Student react to campus-wide cricket invasion

Published in the Oct. 26, 2016 issue of The Bells

They come by the thousands every fall, ravaging the streets and buildings of the university, hopping on unsuspecting victims, and causing terror amongst students. Their cold, dark eyes show passing victims no mercy. These detestable, abhorrent, horrific creatures are — crickets.

Laura Beverly, a freshman studying mathematics and history with teacher’s certification, has witnessed the cricket attacks firsthand.

“I had to kill two crickets in my room on the third floor. Another two, or maybe three, jumped in my hair. The funniest thing that happened though was everyone freaking out when there was a cricket at [my friend’s] dorm.”

Another student, sophomore graphic design major Chriscina Lampkin has also dealt with the cricket infestation.

“I thought the cricket invasion was really weird,” Lampkin said, “I’ve never seen crickets swarm like that anywhere. It didn’t even happen last year, so I’m still pretty confused.”

According to CNN, the reason for the cricket plague is because of low temperatures. As a result, the crickets gather around places that are well-lit and mate – creating a swarm of annoying obstacles.

“They were really bad at Mabee,” Lampkin said. “Before you walked in near the post office, they were all huddled in the corner. Not even just on the ground, but on the walls and the ceiling too. I was trying to avoid stepping on them, and I had to stop and look at them. One of them was dead and the other cricket was just sitting on top of it. I was just like, ‘are you mourning?’”
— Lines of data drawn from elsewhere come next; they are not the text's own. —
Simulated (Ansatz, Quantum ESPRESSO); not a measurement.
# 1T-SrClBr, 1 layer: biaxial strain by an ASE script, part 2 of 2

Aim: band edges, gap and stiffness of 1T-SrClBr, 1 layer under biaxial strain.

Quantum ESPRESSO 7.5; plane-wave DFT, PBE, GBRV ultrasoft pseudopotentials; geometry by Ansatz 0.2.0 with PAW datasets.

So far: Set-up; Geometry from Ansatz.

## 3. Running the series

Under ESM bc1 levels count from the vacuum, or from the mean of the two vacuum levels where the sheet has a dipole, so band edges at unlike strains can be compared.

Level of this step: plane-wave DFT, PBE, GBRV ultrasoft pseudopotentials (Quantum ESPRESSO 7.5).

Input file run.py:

“The crickets are gross,” said junior marketing major Kelly Carlin, “I work at Mayborn and when I had to go wash towels, the gym had crickets and it was disgusting.”

While not a threat to people, the cricket’s erratic and unpredictable jumps can cause anyone to go into a frenzy.

“I work at Academy and they were really bad the first night they came. They were swarming the lights, falling out of the sky, and jumping off of the shelves,” Lampkin said.

Thankfully, many of the crickets at the university have died off. Unfortunately, that means there is dead cricket smell in the air.

“Crickets have a smell. Not even a smell, but an odor. They smell like bad cat and dog food,” Lampkin said.

There are still some crickets hopping around campus, determined to stay alive. Luckily, there are a few ways to get rid of the little buggers.

Carlin suggests a good way to get rid of a cricket is to use a vacuum.

Lampkin says that she sprayed Home Defense in her apartment to prevent the crickets from going under the door.

“I would also suggest closing the gap underneath the door as well with some type of padding,” Lampkin said. “They also tried to come through the lights, but we just left the light on so it would fry the crickets. The only other option is keeping your place clean.”

For now, UMHB is relatively safe from the cricket plague, which comes as a relief for many students.

“[The cricket infestation] was worse than the one back home a couple of years ago, but at least a bunch of the crickets are gone now,” Beverly said.

“One of my co-workers said it means we’re going to have a really cold winter. I say bring it on. But I’m just really glad it’s mostly over,” Lampkin said.